Marginalizing the Activists

By Bill Mefford

Never afraid to seek ever lower depths to human depravity, this past week donald trump once again attacked climate change activist Greta Thunberg for being selected as Time’s Person of the Year. Pathetic, small, and petty do not even begin to describe the person in the Oval Office. But even worse was the response of Melania Trump, who had attacked a law professor a week previously for merely mentioning her son’s name, merely defended her marriage (all married couples communicate differently) and her son once again while insinuating that Greta deserves to be attacked by the office of the president because she has chosen to speak out against climate change.

Yes, her response was pathetic and her “Be Best” campaign against internet bullying is a complete farce, but it also shows all of us that our society values those who are moderate and compliant far above the value it places on the activist, the organizer, the prophet. Society likes those who just get along while those who question and provoke “deserve” to be attacked.

This is nothing new of course. Throughout human history societies have castigated and ostracized those who call their communities to live up to what they claim to be. Just as Jesus cries over Jerusalem for killing her prophets, so too does Jesus cry over how societies have ostracized activists and marginalized the organizers for justice.

Let’s look at a few brief examples of this:

  • Radical suffragist, Alice Paul was most definitely not a favorite of President Wilson as she regularly orchestrated provocative demonstrations aimed at the White House. But she also became unwelcome even among her fellow suffragists, being forced out of the dominant suffragist group, the National American Woman Suffrage Association, because she chose to continue to pressure President Wilson to support women’s suffrage even during America’s entrance into World War I. When the time for the celebration came once women were given the right to vote, she was not invited.

  • While the memory of Rev. Dr. Martin Luther King has largely been reduced to his famous “I Have a Dream,” what is often forgotten is King’s increasing critique of capitalism and emphasis on poverty towards the end of his life, which included an unforgiving condemnation of the Vietnam War. His condemnation of the war and his passion to talk about poverty and income disparity cost him access to not only President Johnson, but even to formerly supportive “liberal” clergy.

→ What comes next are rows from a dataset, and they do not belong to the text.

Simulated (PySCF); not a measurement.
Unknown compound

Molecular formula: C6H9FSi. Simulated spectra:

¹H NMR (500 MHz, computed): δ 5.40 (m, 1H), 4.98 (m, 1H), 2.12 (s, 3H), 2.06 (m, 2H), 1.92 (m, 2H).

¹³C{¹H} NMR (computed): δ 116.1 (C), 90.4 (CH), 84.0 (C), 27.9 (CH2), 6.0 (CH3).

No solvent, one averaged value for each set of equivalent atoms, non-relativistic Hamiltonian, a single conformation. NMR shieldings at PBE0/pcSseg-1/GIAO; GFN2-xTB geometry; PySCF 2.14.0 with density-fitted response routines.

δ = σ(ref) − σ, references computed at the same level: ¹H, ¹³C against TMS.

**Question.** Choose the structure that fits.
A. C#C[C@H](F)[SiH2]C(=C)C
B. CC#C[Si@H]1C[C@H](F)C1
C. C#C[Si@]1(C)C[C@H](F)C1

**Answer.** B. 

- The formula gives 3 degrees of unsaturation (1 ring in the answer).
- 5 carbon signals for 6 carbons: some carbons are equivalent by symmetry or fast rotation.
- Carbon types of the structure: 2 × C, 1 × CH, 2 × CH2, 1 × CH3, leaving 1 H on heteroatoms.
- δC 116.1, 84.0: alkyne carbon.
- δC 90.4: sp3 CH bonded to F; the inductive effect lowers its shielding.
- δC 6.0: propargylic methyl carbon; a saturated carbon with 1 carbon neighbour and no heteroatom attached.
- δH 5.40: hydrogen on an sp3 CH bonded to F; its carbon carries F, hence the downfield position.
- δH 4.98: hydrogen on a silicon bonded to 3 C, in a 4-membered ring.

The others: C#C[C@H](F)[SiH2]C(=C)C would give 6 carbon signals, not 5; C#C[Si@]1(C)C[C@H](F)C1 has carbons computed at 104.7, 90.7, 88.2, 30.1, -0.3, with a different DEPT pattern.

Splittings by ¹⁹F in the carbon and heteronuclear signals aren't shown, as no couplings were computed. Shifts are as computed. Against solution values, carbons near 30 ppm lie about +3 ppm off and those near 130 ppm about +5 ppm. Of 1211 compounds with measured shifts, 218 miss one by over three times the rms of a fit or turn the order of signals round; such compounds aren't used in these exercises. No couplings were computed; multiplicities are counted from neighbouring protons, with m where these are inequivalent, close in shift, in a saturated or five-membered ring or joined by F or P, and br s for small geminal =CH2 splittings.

  • Lastly, we see marginalization of progressive and especially liberatonist Christians by supposedly progressive foundations which give money to causes like climate change and immigration. Instead of funding liberationist activism and organizing work, these supposedly progressive foundations have continually and mistakenly granted money to organizations that focus on mobilizing small and ineffective evangelical Christians. I have seen this up close in areas like immigration and mass incarceration.

Alice Paul, Martin Luther King, liberationist activists of today, Greta Thunberg, and so many others  all share both their passion to forsake societal acceptance and achieve real and needed social change. Their approval comes not from the rest of society and sometimes does not even come from their peers in social justice. Their delight in achieving concrete social change.

Justice is not always popular. In fact, when it is, it usually ceases to be justice that is being sought. But we should be grateful for those who make us uncomfortable, who question the status quo in our society and in our houses of worship, and we should defend their right to speak.